How to use structured light and image sensors for range detection and identification
There are many reasons why measuring the distance to an object just a few centimeters away is useful. In its simplest form, a single data point provides object detection. With more resources a point cloud can represent a larger, three-dimensional area. This enables object detection and identification based on its surface profile. Once identified, an appropriate action can be taken.
Detecting objects in 3D is essential when either the sensor, the object or both are free to move in any direction. Free movement creates a constantly changing perspective, which would present challenges for sensors that only detect in two dimensions. Adding the third dimension, range, provides vital additional information about the scene.
For example, face scanning becomes much more accurate when using a 3D technology. This is useful for security purposes, but face scanning is also used to detect the direction a person is looking. This can deliver a better experience for user interfaces, for example. It is also being developed for driver monitoring in semi- or fully autonomous vehicles.
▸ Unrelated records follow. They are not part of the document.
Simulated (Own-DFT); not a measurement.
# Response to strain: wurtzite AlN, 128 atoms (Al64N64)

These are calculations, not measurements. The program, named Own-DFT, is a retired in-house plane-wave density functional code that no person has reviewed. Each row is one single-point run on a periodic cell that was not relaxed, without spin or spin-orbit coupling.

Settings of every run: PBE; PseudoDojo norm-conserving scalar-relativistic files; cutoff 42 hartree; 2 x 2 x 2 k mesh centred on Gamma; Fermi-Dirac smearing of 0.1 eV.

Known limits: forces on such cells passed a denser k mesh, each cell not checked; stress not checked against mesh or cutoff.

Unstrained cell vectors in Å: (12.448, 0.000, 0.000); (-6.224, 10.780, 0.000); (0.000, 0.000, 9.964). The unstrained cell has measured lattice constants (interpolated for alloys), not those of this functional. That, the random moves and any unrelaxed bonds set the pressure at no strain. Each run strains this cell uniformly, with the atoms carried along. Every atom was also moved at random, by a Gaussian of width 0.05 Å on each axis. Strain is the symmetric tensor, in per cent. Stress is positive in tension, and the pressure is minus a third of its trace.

Point clouds form the basis of 3D sensing. Each point in the cloud has coordinates, positioning it in the X, Y and Z axes. Every point represents a very small area but the distance between each point is set by the resolution of the 3D sensing solution. The closer the points, the higher the resolution. In simple terms, resolution is the difference between detecting a face and recognizing a person.
Resolution has a second significance in 3D sensing. It relates to the size of the smallest measurable change in distance. When scanning features on a face, this type of resolution is becoming more relevant. Some 3D systems can resolve range differences of below 1 mm.
Active 3D sensing technologies
The distance between pixels on a sensor is an absolute. How that relates to points in a cloud is relative, based on the distance to an object. Ranging always requires some form of reference and the main challenge is often creating that reference. There are various ways to measure distance between two objects, but 3D image sensing is complex. It involves scanning a scene and creating that point cloud. The location of each point is relative to the sensor, the object and the other points.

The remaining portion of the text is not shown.